Yes, as its title suggests, Penguin Colony is not your standard Lovecraft. Rather, it's described as a "re-imagining" of the author's novella At the Mountains of Madness, with a "radically different perspective" as seen through the eyes of everyone's favourite flightless sea birds.
It's 1939, and two different rival expeditions have been drawn to deep into Antarctica's inhospitable climes to "answer the call of an impossibly ancient being." One group "seeks to extract this inconceivable power for its own destructive means. The other, as it has been doing for generations, hopes to return it to its slumber for another hundred years." The game's narrator belonged to one of these parties whose expeditions have "gone horribly wrong." As he recounts his horrific, unbelievable tale, his "brain no longer experiences time linearly; past, present and future have become one for him." Now, the "only thing who can hear his cry for help is you, a penguin awoken by a flare in the distance." To uncover his story of a dark, "unsettling truth buried beneath the ice," you must "wander the frozen landscape, following the humans in their discoveries, and witnessing their minds collapse under the strain."

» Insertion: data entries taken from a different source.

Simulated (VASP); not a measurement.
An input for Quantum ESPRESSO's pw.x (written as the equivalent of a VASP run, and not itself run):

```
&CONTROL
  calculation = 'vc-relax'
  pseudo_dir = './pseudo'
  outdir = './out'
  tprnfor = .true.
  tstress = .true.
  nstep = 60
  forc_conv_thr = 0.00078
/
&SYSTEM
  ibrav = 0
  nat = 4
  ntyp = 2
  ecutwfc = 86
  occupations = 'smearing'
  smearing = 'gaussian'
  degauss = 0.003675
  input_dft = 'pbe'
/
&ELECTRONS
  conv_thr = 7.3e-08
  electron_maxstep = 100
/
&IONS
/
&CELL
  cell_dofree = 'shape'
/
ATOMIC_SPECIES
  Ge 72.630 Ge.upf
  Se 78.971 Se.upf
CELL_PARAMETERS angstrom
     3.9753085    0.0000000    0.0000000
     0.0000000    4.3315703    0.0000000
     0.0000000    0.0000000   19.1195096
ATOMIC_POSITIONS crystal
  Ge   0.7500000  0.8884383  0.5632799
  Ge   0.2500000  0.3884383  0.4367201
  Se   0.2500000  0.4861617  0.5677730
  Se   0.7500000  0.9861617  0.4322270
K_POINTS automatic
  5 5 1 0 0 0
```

Penguin Colony is presented in a low-poly 3D art style similar to the developer's previous game, Umurangi Generation, but this is a much different sort of game experience. Although marketed as a "short narrative adventure game," it is uncovered largely through "environmental discovery" as you waddle, slide and swim your way through "open-ended levels" of blue-drenched snow, ice, wind and sea. But the story of "what happened to the lost expedition of explorers" can't be revealed by one penguin alone. Instead, you're able to switch between different penguins, each with their own "unique abilities and limitations that influence exploration." Where a baby penguin might be small enough to "access tight, hidden spaces" but cannot swim, for example, adult penguins are better able to "traverse the icy waters." Only by utilizing the colony's varied strengths will you be able to fully reveal the "horrors buried under the ice and the dark history of the continent time forgot."
The full version of Penguin Colony is due out sometime later this year on Windows PC and the Nintendo Switch 2, but you can already take an early dive into the playable demo available now on Steam.